All published articles of this journal are available on ScienceDirect.
Bridge Frost Prediction Using K-nearest Neighbor Classifier
Abstract
Background:
Considering the frequent occurrence of accidents on icy bridges during winter nights, it would be advantageous to notify both road managers and drivers regarding the most perilous areas. This notification would allow road managers to address the icy conditions by applying de-icing substances, while drivers could be more adequately prepared for potential hazards.
Methods:
In this study, the focus was on investigating k-nearest neighbor algorithms to predict nighttime icing caused by frost on three distinct bridges located on the National Highways in Korea. The algorithms utilized atmospheric data as input, which was obtained from the weather agency's website through an open API. The input data included relative humidity, air temperature, and dew point temperature, as well as the disparities in air temperature and humidity between two consecutive days.
Results:
In order to assess the effectiveness of the prediction models, reference data were created using the fundamental principle that ice is formed when the temperature of the pavement is below freezing and lower than the dew point temperature. Consequently, the developed algorithm demonstrated favorable performance, achieving an accuracy of 95% when evaluated using a test dataset that occupies 30% of the entire data.
Conclusion:
Considering the increasing focus on preventive maintenance, these newly developed forecasting models can be employed proactively as a preventive measure against icing. This proactive approach will ultimately contribute to improving traffic safety on winter roads.
1. INTRODUCTION
A significant number of traffic accidents occur on slippery roads. According to a study, these accidents lead to 1,300 fatalities and 13,735 injuries annually in the United States [1]. In Sweden, a report indicated that only 14% of drivers effectively adjust their speed on slippery surfaces [2]. Research conducted in Portugal suggests that the likelihood of a collision on icy roads is nine to ten times higher compared to dry surfaces [3]. In South Korea, data over a span of five years shows that 6,502 incidents on slippery roads resulted in 198 deaths. In 2019, a tragic accident took place on an icy bridge in South Korea, causing seven fatalities and numerous injuries. A similar incident occurred again in 2022.

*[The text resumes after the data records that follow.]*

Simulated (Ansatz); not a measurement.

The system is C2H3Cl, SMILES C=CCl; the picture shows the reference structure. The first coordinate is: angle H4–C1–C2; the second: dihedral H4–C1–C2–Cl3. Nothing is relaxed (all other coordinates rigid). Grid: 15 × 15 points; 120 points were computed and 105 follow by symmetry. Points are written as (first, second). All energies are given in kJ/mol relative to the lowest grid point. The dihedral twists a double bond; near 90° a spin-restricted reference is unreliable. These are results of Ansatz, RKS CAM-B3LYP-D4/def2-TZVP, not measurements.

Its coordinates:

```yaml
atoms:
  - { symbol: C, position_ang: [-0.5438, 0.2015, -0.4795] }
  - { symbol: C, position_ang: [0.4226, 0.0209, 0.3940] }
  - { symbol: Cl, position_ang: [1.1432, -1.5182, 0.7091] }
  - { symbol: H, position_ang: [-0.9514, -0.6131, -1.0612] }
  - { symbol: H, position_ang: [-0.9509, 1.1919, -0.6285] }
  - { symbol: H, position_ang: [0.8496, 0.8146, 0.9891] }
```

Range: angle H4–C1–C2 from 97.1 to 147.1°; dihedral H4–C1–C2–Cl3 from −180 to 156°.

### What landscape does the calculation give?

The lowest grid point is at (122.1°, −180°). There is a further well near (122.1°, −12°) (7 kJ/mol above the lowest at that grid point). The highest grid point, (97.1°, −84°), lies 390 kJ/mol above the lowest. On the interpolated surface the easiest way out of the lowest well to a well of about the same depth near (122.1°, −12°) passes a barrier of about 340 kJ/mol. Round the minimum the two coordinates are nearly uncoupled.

Furthermore, the Korean government has instructed road maintenance agencies to incorporate pavement temperature measurements into their nighttime road maintenance patrols. These measurements serve as a foundation for implementing anti-icing initiatives [4]. Due to the fact that atmospheric sensors are typically situated far from the roads, reliable monitoring of road temperatures becomes challenging. Moreover, surface temperatures exhibit substantial fluctuations, even over short road sections, which restricts the practicality of using atmospheric temperature data for anti-icing purposes [5]. As a result, it becomes crucial to continuously measure pavement temperatures along the roadways to effectively combat black ice, particularly on bridges.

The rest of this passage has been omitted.